Wednesday, December 16, 2015
Archive Review: The Yardbirds' Ultimate! (2001)
Cut out of label catalogs during the ‘70s, collectors paid premium prices for rare copies of Yardbirds’ vinyl. Even during the CD era, Yardbirds albums disappeared and reappeared with unpredictable reliability and “greatest hits” collections, often slapped together by unscrupulous fly-by-night labels, have proliferated. A lot of great music got misplaced, necessitating the release of the Ultimate! compilation by Rhino Records.
For younger music fans that want to know what all the brouhaha over the Yardbirds is about, look no further than Ultimate! The two-CD, 52-track boxed collection includes an enormous booklet filled with rare photos, song credits and comprehensive liner notes and history provided by late musician and collector Cub Koda. It’s the music that does the talking on Ultimate!, however, the Yardbirds kicking out an original and groundbreaking mix of blues and riff-oriented blues-rock during their five year lifespan. The band was blessed during its brief existence with not one but three – count 'em – three superstar six-string talents. Eric Clapton contributed guitar duties for one of the earliest incarnations of the band, leaving after a year and a half to be replaced by Jeff Beck. Jimmy Page joined the band as a bass player; later moving to guitar in a twin-guitar version of the band before taking over solo duties upon Beck’s departure.

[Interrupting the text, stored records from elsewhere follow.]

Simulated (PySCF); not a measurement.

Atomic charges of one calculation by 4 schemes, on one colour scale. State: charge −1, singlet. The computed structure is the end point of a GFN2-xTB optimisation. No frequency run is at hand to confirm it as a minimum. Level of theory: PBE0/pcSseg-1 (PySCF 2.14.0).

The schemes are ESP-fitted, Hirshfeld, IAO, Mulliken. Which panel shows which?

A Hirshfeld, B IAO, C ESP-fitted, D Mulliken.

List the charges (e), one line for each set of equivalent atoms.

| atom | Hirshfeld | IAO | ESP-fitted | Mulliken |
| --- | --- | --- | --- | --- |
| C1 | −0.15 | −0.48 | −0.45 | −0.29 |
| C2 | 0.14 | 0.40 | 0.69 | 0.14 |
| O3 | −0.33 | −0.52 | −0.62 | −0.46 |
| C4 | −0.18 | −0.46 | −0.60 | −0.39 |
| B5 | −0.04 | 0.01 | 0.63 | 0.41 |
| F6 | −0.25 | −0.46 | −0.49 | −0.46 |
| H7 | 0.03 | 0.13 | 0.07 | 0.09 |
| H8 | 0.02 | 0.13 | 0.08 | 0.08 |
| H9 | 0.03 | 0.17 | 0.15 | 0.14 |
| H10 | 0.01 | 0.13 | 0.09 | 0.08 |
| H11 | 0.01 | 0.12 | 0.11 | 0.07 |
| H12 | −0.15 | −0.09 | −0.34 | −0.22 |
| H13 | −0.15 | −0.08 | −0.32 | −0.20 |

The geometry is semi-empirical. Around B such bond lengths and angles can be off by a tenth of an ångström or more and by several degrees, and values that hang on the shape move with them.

Ultimate! pieces together a chronological history of the Yardbirds, beginning with early Clapton-led singles and other material recorded under the direction of original manager/producer Giorgio Gomelsky. The Gomelsky “era” stretches across the first disc and includes some of Clapton’s legendary original contributions to the band. Highlights include covers of John Lee Hooker’s “Boom Boom” and the Ernie K-Doe hit “A Certain Girl” as well as live tracks taken from the band’s debut album Five Live Yardbirds. The classic hit single “For Your Love” proved to be Clapton's swansong, the guitarist leaving the band in a huff over the song's commercial sound.
When Clapton departed to pursue a purer shade of blue with John Mayall’s Bluesbreakers, Jeff Beck was recruited and joined the Yardbirds as his replacement. It proved to be a match made in heaven – Beck’s improvisational six-string wizardry found a perfect chemistry with frontman Keith Relf’s passionate vocals and inspired harp playing. This would be the most successful period of the band’s career, as they cranked out chart-topping hits like “Heart Full of Soul,” “Shapes of Things” and “Over Under Sideways Down.”
There were plenty of other great tunes, though, such as the rollicking B-side instrumental “Jeff's Boogie” or a raucous cover of “The Train Kept A Rollin’,” recorded at Sam Phillip's Recording Service in Memphis. Beck’s maniacal use of feedback, distortion, echo and fuzz created a trademark sound for the band and paved the way for a thousand-and-one late ‘60s garage bands to delve into psychedelica, heavy metal, and endless instrumental jams.
Bassist and “musical director” Paul Samwell-Smith left the Yardbirds in 1966 to pursue a successful career as a producer, working with talents like Cat Stevens and Jethro Tull. Jimmy Page was brought in to play bass, taking over six-string duties on tour during a Beck absence. The Beck/Page line-up only recorded a couple of singles, most notably “Stroll On” from the movie Blow-Up and the single “Happenings Ten Years Time Ago,” which also featured future Led Zeppelin bassist John Paul Jones.
The Page-led Yardbirds kicked out some interesting tunes, working with new manager Peter Grant and superstar Britpop producer Mickey Most, moving into a less bluesy and more complex psychedelic-influenced era. Page’s “Tinker, Tailor, Soldier, Sailor” was a fascinating slice of pop-rock while the acoustic-instrumental "White Summer” was an energetic artistic predecessor to Led Zeppelin's experimentation with British folk and Middle Eastern melodies. The Harry Nilsson composition “Ten Little Indians” is a chaotic delight while “Drinking Muddy Water” sounds like the Chicago blues as filtered through London’s Marquee Club. Ultimate! also adds three solo recordings from Yardbirds’ vocalist Keith Relf.
Over the course of seven albums, the Yardbirds earned a legacy as one of the true seminal bands in rock ‘n’ roll history. Their musical contributions to the genre still sound alive and vibrant thirty-five years after the fact. The band also served as an important predecessor to the formation of Led Zeppelin, arguably the most important and successful rock band of the ‘70s (if not of all time). If I had one complaint with this set, it is in the lack of material from the band’s collaboration with blues giant Sonny Boy Williamson, an inspired album that predated the superstar-laden 1970s-era “London sessions” of Muddy Waters and Howlin’ Wolf by a decade. Ultimate! nevertheless provides a fine history of the band, an important collection that should please both hardcore collectors and new listeners alike. (Rhino Records, released July 31, 2001)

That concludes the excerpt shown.